Somebody on defense has to call out plays, just like the quarterback does on offense.
Normally, at Alabama, those responsibilities fall on the Mike linebacker. Only Mack Wilson left at the end of last season, creating a void on that side of the ball.
The insert: Dylan Moses.
“That’s something me and coach (Nick) Saban spoke about when I first came into the program and when I was recruited,” Moses said. “So to finally be the Mike linebacker, to quarterback the defense, I’m happy and I’m excited.”
This is Moses’ third season with the Crimson Tide.
As a just a freshman, he played in 11 of Alabama’s 14 games, only ending on a short note because he sustained a foot injury during practice for the College Football Playoff semifinal. He came back the following year – last season – and led the team with 86 total tackles of which 45 were solo takedowns and 10 were for a loss. Moses was a finalist for the Butkus Award, given annually to the nation’s top linebacker.
The entire time Moses had his eyes on the leadership role he now takes over.
“I’ve always been natural at it because, ever since little league and high school, I’ve always played Mike linebacker,” Moses said. “So it just gave me free range to run from sideline to sideline, and pretty much all I have to do is make the calls.
“Playing the position here, all you’re doing is covering a running back when you’re dropping in coverage, if it’s not a zone coverage. For me, there’s less to think about. All I have to do is make the calls and then run wherever I’ve got to run.”

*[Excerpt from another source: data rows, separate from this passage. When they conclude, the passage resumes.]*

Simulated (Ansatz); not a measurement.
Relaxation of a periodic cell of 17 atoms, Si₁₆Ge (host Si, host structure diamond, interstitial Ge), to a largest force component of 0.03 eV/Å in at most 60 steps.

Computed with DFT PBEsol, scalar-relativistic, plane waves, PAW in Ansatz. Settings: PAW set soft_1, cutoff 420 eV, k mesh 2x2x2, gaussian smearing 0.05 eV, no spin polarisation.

Moses makes it sound so casual and carefree when, really, he has to know Alabama’s defense backward and forward.
Well, Moses said he learned the playbook within 11 months of stepping on campus.
Wilson, who’s getting ready for the 2019 NFL Draft, thinks he left the defense in good hands.
“Dylan is not an outspoken person,” Wilson said. “I feel like he’s going to have to step out of his comfort zone, kind of like what happened with me when it was my time to take on a leadership role. But I’m fully confident in him. I feel like he’s going to do a good job. He knows what it takes to win.”
Saban wouldn’t confirm nor deny whether Moses for sure has the job. But he did say Moses is a very instinctive player, an important characteristic since the Mike linebacker must understand the game from a conceptual standpoint. It’s mental and physical.
“I don’t think he has anything to prove,” Saban said. “It’s just a matter of getting him reps.”
Alabama still has nine spring practices, starting Friday, and two scrimmages before the A-Day Game on April 13.
The 2019 season opener is then Aug. 31 in Atlanta against Duke.
“Every time I step on that field it’s a business-type environment,” Moses said. “I literally flip a switch in my head and leader mode, linebacker mode. I got to do what I go to do.”